A current exhibition, Willem de Kooning: The Breakthrough Years, 1945–50, at the Princeton University Art Museum focuses on de Kooning’s art in the formative and thereby significant years when he established his style and laid the groundwork for his future reputation. De Kooning set about to explore a new definition of painting, a focus on both color and gesture. His gesture—his signature mark—was bold, swift, and heavy. He applied paint on the canvas wet, thick, and demonstrating speed. In his earlier pieces, he worked toward this more mature style.
In the Princeton show, viewers can see de Kooning’s first steps toward thinking about assembly, the abstract image, in both color and black and white. It demonstrates a process where the canvas is a place, like a stage, where the action of painting is recorded—a very personal and highly subjective point of view for the artist.
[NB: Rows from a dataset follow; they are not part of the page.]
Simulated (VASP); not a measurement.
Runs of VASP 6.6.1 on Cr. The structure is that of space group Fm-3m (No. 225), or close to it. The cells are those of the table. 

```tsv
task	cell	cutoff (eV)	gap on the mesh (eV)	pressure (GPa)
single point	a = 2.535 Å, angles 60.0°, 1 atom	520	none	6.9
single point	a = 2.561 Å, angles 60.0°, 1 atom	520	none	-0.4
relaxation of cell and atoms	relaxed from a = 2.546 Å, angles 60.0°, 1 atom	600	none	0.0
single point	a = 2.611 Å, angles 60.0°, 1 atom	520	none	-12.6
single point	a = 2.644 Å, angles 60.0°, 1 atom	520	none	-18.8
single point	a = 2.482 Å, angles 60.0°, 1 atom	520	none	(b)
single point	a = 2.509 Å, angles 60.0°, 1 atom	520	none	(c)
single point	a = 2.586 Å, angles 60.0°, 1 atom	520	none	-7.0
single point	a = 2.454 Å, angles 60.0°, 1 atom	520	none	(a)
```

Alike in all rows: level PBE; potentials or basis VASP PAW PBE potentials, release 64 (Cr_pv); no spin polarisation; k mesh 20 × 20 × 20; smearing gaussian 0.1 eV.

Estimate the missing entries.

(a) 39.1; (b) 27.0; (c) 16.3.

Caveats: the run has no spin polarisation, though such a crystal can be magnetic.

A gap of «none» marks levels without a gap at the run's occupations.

Breaking through the boundaries of Cubism and Surrealism, he formulated a method whereby the canvas became a field in which paint lived, and action appeared through brush strokes, patches of color, and the gifted line of a well-trained draughtsman. The result is a vibrant living canvas, one that exudes energy and at the same time a sense of discovery as the eye is provoked by color and texture. De Kooning made painting a drama, not simply the act of representation, but the expression of being a painter, demonstrated by the drawn line interwoven on the canvas. The two key words used to describe his work are immediacy and improvisation, like the music of the day, both rhythmic and syncopated.